Plentyoffish dating forums are a place to meet singles and get dating advice or share dating experiences etc. Hopefully you will all have fun meeting singles and try out this online dating thing... Remember that we are the largest free online dating service, so you will never have to pay a dime to meet your soulmate.
     
Show ALL Forums  > Relationships  > EX GF wants to be friends and possibly get back together. What is my      Home login  
 AUTHOR
 FFHockey
Joined: 9/15/2011
Msg: 1
EX GF wants to be friends and possibly get back together. What is my best move here?Page 1 of 4    (1, 2, 3, 4)
Dated for 8 months. I love her and I want her. She broke up with me saying she loves me but is not in love. We have talked on the phone and she mentions that perhaps we just need to start over and try again. But she is confused and doesn't know what she wants.

So we have gone out as friends a couple of times now. It's hard for me to be just friends. I want more.

Getting her back is the goal so what should I do?

Do I tell her that just friends is not good enough for me, and its all or nothing?

Or do I continue playing along with her friend game?

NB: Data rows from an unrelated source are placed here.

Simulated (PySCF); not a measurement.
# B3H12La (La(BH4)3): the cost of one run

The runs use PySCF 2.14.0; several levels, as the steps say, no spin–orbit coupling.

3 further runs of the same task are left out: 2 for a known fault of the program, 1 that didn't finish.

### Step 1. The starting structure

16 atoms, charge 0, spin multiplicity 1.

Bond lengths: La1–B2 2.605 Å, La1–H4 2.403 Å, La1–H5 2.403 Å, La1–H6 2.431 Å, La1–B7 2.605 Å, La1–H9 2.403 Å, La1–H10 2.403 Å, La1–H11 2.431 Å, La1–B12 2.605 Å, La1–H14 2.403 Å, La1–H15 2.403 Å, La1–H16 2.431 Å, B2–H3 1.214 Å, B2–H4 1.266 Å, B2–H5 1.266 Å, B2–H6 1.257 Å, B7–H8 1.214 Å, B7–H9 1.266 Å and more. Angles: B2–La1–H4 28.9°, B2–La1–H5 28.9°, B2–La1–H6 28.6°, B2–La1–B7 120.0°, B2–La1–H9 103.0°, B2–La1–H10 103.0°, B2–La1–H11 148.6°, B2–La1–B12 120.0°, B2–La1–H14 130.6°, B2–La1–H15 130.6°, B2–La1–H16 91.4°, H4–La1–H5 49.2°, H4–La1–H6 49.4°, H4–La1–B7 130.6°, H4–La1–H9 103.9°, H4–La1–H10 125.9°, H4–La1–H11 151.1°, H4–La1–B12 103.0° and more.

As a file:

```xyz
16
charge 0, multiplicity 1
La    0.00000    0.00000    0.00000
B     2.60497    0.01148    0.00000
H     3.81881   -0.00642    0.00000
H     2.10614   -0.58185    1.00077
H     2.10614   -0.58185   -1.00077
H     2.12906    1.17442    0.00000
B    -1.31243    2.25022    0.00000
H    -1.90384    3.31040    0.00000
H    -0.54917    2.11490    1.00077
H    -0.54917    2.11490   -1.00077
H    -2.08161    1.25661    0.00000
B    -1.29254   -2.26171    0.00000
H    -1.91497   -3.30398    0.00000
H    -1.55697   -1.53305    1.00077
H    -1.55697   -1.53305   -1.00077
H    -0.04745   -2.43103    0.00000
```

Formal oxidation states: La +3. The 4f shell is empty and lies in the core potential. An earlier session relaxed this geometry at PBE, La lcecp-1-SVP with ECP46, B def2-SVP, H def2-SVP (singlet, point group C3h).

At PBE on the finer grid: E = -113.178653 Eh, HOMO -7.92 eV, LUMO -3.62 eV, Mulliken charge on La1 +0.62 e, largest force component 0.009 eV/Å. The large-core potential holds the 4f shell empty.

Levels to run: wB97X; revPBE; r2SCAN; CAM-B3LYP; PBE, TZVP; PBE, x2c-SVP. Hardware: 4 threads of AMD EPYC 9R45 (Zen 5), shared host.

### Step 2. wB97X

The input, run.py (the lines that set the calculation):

The only reason I haven't told her that we cant hang out anymore, is because I am wondering if this will make her think I hate her and don't want her.

I just want to make sure I play my cards right.
 TDH49
Joined: 8/13/2010
Msg: 2
EX GF wants to be friends and possibly get back together. What is my best move here?
Posted: 10/16/2011 5:56:10 PM
A woman that "loves you but is not in love with you" is never going to be "In love with you". Forget about it and move on.
 azul14
Joined: 11/26/2010
Msg: 3
view profile
History
EX GF wants to be friends and possibly get back together. What is my best move here?
Posted: 10/16/2011 6:03:13 PM
Slow down, and enjoy the moment. She cares about you. Don't blurt out how you feel. Try to relax and either way at least you have given it your best shot. Good luck.
 FFHockey
Joined: 9/15/2011
Msg: 4
EX GF wants to be friends and possibly get back together. What is my best move here?
Posted: 10/16/2011 6:05:49 PM
Ok but we aren't sleeping together. So, the thought of her possibly dating another guy and sleeping with him at the same time I am her "friend" is absolutely repulsive to me.

I dont want to be stuck in the friend zone. I dont want to be her gay friend that goes to the mall with her.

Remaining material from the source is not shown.